Digital Bob Archive
No Juneau Stop for Canadian Pacific Line
News of the Gold Camp - 11/18/1980
DECEMBER 11, 1897-John Timmins, who was sentenced to serve six years in the San Quentin Penitentiary for the shooting of newspaper editor Frank Howard here in April 1894, has been pardoned by President McKinley and has returned to Juneau.
DECEMBER 18, 1897-C. D. Garfield arrived on the City of Seattle from Olympia to become the bookkeeper at the C. W. Young Company.
The Canadian Pacific Navigation Company has commenced weekly service between Victoria, Wrangell, Skagway and Dyea but will not stop at Juneau. The steamer Islander is presently on the run.
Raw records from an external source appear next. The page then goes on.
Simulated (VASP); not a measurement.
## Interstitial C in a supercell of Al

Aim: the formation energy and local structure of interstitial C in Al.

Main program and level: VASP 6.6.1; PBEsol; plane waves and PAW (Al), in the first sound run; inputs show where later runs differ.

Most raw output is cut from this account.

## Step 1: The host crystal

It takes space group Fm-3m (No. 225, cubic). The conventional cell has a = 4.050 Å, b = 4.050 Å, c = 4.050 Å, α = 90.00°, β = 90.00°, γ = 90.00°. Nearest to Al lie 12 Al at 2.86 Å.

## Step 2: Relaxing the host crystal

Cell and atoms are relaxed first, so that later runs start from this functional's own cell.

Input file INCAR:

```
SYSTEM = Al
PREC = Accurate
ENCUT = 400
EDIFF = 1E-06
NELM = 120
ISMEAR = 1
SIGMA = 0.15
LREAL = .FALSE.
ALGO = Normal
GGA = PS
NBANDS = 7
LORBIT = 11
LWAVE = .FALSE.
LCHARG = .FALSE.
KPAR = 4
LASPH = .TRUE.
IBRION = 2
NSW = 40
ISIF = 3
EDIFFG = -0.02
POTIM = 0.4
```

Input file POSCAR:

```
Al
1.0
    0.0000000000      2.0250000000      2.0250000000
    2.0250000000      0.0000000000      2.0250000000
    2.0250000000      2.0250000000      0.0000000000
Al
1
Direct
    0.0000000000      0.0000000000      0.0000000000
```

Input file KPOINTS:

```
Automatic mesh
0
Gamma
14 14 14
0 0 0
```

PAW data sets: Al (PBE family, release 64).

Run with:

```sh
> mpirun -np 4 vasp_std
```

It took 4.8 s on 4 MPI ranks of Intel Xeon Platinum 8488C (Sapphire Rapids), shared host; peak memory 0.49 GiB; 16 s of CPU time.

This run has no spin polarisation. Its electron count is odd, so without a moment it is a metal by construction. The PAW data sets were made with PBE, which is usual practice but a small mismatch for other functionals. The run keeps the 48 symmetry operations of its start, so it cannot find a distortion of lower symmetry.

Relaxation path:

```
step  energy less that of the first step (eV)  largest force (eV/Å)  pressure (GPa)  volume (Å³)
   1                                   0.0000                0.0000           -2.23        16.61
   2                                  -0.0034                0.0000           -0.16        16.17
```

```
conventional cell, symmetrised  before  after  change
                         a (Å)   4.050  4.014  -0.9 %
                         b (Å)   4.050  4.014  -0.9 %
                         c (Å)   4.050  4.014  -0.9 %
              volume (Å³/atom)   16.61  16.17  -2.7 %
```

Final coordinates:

The Cotillion Club, Juneau?s most fashionable organization gave a dance Thursday night at the Court House. Dancing commenced at 10 o?clock and continued to midnight with music by the Italian String Band.
Thomas Markham and W. T. Wiseman are completing a new bowling alley at Second and Franklin Street. It is a regulation Brunswick double alley and the owners are also fitting up one half of the building as a shooting gallery.
Judge A. K. Delaney and Judge H. W. Mellen, law partners, will soon move into their new offices on the second floor of the Delany Building on Front Street at Main. On the ground floor, Meyer & Company of Portland, Oregon, is putting a large stock of tobacco. In erecting this building it was necessary to demolish the first frame house erected in Juneau. Lumber for the house was cut to measure at Sitka for George E. Pilz, one of the founders of the town, and was brought here on the steamer Favorite. The Favorite unloaded at the north end of Douglas Island December 3 1881, and the lumber was brought over the bar in canoes. The building was put up in a single day and has been occupied and in use ever since.
JANUARY 1, 1898-There are now about 1800 electric lights in Juneau and 350 in Douglas, all supplied by the Alaska Electric Light & Power Company. Douglas is supplied by means of a submarine cable. The plant on Gold Creek includes 3800 feet of flume, 1860 feet of 26 and 24-inch steel pipe and carries water to the two Pelton wheels with a head of 228 feet. These have an aggregate of 325 horsepower and the two dynamos have a combined capacity of 3200 incandescent lamps.
Captain Malcolm Campbell, Juneau mariner, has purchased the steamer Alert and will operate her in local waters, particularly between Juneau and Dyea.